OnePurze, a Lagos-based fintech startup, is making a bold bet on Nigeria's booming cross-border payments market. The company launched earlier this year with a clear mission: simplify international money transfers for Africans.
More Nigerians are working remotely for overseas employers these days. Others freelance for global clients, pay international subscriptions, and shop on foreign platforms.
This shift has created massive demand for reliable cross-border payment tools. Users want speed, transparency, and minimal fees on international transactions.
OnePurze claims it's already onboarded over 750 customers organically since launch. That's without spending a naira on advertising, the founders say.
Co-founders Ologun Damilola and Bako David identified a real problem: international payments from Nigeria remain painfully slow and expensive. Hidden charges and poor exchange rates frustrate users constantly.
"Making payments outside Nigeria can still be stressful," Damilola told reporters. "We want to make cross-border payments fast and seamless, with clear pricing and no hidden charges."
Trust matters in this business. Nigerian fintech users have been burned by failed transactions and surprise charges too many times.
OnePurze launched its cross-border payments product in May. Customers can now send, receive, and save money in multiple foreign currencies at transparent rates.
Small business owners paying foreign suppliers will find it useful. Freelancers receiving income from abroad are also squarely in OnePurze's sights.
But the startup's real weapon is its virtual USD card. In Nigeria, such cards have become absolutely essential for accessing online services.
Netflix, iCloud, Meta advertising, and Google subscriptions all demand foreign cards. Nigerians have learned this the hard way.
The problem? One card works on Netflix but fails on Amazon.
Users end up juggling five or six different fintech apps just to pay bills.

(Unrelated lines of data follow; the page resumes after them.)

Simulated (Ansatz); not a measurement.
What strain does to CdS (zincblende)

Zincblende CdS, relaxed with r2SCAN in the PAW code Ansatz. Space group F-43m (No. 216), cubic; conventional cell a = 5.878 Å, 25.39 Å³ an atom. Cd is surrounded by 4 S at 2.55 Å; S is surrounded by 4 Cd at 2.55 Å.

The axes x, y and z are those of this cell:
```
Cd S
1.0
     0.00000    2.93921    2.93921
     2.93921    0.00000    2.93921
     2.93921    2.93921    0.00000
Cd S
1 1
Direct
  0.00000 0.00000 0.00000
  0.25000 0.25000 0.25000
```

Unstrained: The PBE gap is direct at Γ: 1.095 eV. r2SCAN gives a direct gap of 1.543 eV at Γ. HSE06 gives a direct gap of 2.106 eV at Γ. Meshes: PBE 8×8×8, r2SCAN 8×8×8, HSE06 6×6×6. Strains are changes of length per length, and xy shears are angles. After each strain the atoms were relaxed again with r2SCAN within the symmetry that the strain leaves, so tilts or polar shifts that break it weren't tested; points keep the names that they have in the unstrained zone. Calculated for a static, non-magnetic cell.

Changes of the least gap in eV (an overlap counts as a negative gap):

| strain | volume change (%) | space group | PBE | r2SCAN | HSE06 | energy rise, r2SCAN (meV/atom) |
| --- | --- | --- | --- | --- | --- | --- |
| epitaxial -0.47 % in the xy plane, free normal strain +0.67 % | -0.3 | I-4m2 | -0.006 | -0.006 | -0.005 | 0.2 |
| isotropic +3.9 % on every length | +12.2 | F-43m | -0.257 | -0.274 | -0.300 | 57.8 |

OnePurze's card works across PayPal, Amazon, Google, LinkedIn, Canva, and Meta. The company is betting users will ditch the juggling act for one reliable card.
Nigeria's fintech sector has exploded with local payment solutions. But cross-border finance remains underdeveloped and frustrating for millions.
That gap represents a genuine opportunity. OnePurze is positioning itself to fill it.
Competition will come quickly — the fintech space attracts capital like moths to flame. Still, solving real problems for Nigerians always has room for winners.